Many construction disputes are settled by arbitration. Arbitration is a specific form of administration of justice, with an impartial arbitrator or arbitrators giving a binding decision on the dispute in question. This decision is called an arbitral award and has the same force of law as a judgment given by the ordinary (civil) court.
The most important reason why many parties in the construction industry opt for arbitration is the option of submitting their dispute to arbitrators who have technical knowledge and experience of construction. Particularly in complex cases, submitting a dispute to an arbitral tribunal with the proper know-how may be inducive to the quality of dispute settlement (and with it the acceptability of the award for the parties): thanks to their professional structural knowledge, arbitrators see more often than an ordinary court where things have gone wrong during construction.
In some cases, arbitration may be cheaper than litigating at the ordinary court, but this is usually not the case. The claimant will have to pay a deposit before the proceedings are instituted. This deposit will be used to pay the costs incurred by the Arbitration Board for the Building Industry and the fee of the arbitrators and the secretary. In the end, these costs will be borne by the party that is found against. Though representation by counsel is not obligatory in arbitration, the parties often are represented by counsel, especially if the dispute concerns a major financial interest.
The major part of the disputes that are subject to arbitration in the construction industry are dealt with by the Arbitration Board for the Building Industry (abbreviated to RvA in Dutch). In fact, the RvA functions as a secretariat that helps the parties and the arbitrators in inter alia matters such as the appointment of the arbitrators, coordination and organisation of the proceedings, and the administration of all relevant documents. The dispute itself is not assessed by the RvA, but by arbitrators that are on a list kept by the RvA.
If the parties wish to submit their dispute to arbitration, they will have to refer to this in an arbitration agreement (also called an arbitration clause). The choice for arbitration at the Arbitration Board for the Building Industry is usually made in the purchase or building contract, the general terms and conditions declared applicable to this, or another contract document. By agreeing on arbitration, the parties exclude the competence of the ordinary court. The dispute must therefore be submitted to the RvA (save for some exceptions). The arbitration agreement may also be included in a separate document of a later date, even after the dispute has arisen (this is called ad hoc arbitration).
If no choice was made in writing for arbitration, but a party brings a claim before the Arbitration Board, the Board in principle does not have jurisdiction. In that case, the claimant does not have a cause of action. The defendant in the proceedings has to invoke this lack of jurisdiction, because the Board will not review this of its own motion. If, however, the jurisdiction of the Arbitration Board for the Building Industry is contested, the arbitration agreement can only be proven by means of a written document.
Proceedings at the Board of Arbitration are instituted in writing through a Statement of Claim or a Petition. There are several types of proceedings: proceedings on the merits, expedited proceedings on the merits, and preliminary relief proceedings. The course of the proceedings is the same as in case of normal court proceedings. The defendant is given the opportunity to answer. This is usually followed by an oral hearing.

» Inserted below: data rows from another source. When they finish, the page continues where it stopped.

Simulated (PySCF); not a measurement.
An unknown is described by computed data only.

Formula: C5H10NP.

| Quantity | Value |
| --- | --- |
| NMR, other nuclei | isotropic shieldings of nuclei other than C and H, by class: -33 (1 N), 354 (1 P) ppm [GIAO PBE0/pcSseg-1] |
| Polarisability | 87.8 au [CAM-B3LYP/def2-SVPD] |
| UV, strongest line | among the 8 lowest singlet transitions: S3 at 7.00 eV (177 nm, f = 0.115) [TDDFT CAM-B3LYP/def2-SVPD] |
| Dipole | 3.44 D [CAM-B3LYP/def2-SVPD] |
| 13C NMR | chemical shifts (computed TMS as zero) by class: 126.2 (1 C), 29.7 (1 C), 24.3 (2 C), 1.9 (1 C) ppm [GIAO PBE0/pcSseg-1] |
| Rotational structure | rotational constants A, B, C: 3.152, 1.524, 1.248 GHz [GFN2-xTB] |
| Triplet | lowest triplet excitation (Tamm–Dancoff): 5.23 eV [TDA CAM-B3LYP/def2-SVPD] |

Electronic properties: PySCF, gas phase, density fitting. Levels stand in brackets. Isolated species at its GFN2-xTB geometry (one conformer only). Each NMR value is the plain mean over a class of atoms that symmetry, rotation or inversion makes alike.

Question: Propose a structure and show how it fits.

The parties are free to appoint the arbitral tribunal themselves. They can do this by means of a joint request. If they omit to do so, the RvA will appoint the arbitrators. Usually, one arbitrator is appointed for simple disputes, and three arbitrators for more complex disputes.
The judgment given by the RvA is called arbitral award and is equally binding on the parties as a regular judgment. To enforce the judgment, the party found for will have to ask the court for leave to enforce first. As a rule, this “exequatur procedure” is only a formal procedure. The court only tests the judgment for reasonableness and will not review the case.